I’m grateful for each new day… Doesn’t mean it stays that way all through the day, but I’m hopeful. Everything changes in the blink of an eye, the ebb and flow of being a new mother. And one with a full plate and little support.

Still gives me a feeling of not being alone, when I come here and write. And I read that others are suffering the same plight, in some form or another.

 

 

Horrible mommy day :(

I felt like a horrible mommy today. Adelayde was a bear for the last few days. Not sleeping long, crying A LOT, and feeding every hour. Of course I was doing everything I could. Feeding her when she wanted, even when I felt like just a food vessel. Rocking her, swaddling her, changing her. Nothing was working. I was at my wit’s end…..

I went to change her an hour ago, and like most times. I check her tiny toes for toe jam. I haven’t in a while, because low and behold. A mommy hair, wrapped tightly around her right middle toe. And when I say wrapped I mean, so tight it was cutting off circulation. Her cute little baby toe was a whole other color to the rest of them. Of course I panic, not smart. Because she now freaks out more as well. She rips her foot from my grasp, she wants me far away from it. But I want it off, give me back your foot PLEASE.

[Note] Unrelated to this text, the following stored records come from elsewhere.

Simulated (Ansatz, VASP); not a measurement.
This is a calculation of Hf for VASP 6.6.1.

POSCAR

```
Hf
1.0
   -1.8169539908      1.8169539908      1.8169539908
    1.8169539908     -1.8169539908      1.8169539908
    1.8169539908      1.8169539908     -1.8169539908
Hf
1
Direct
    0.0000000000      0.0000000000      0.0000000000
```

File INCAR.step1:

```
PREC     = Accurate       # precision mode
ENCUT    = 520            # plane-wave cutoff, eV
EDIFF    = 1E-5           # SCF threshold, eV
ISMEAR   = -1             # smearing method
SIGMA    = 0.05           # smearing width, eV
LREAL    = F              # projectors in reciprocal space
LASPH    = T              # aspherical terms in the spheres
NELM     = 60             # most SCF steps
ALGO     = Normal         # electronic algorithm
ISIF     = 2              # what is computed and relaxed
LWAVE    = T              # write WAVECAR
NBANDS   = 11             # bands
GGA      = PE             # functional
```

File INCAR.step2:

By this point I’m in tears with her. I don’t know what to do, I can’t find an end. It’s wrapped around twice, and I’m scared. So what do I do I call my handy-dandy midwives. I don’t know what else to do. I feel horrible having to interrupt their lives. But they called me right back and tried to calm me, so they could give me some direction. She said to try to get my nail under it and break it. Easier said then done, I had cut all my nails off the day before. She then suggested to soak it in warm water to try to loosen this. This was hard task to do, with a scream baby. And and equally crying mother. Out come my super sharp tweezers, which I was scared to use. They are tweezerman, and if you have a pair you know how sharp they are.

An hour goes by of me trying everything, but I think I got it. I know this by not being able to see it, not like I really could anyway. It was pretty deep in there. But she stopped crying and basically passed out in my arms. I wont really know until the swelling goes down. But there is a bit more normal color to it. But if in the morning it doesn’t look any better, we will go to the walk in down the street. My midwife said that she has heard about it, but had never know it happen to anyone. Yup that’s me, trail blazer.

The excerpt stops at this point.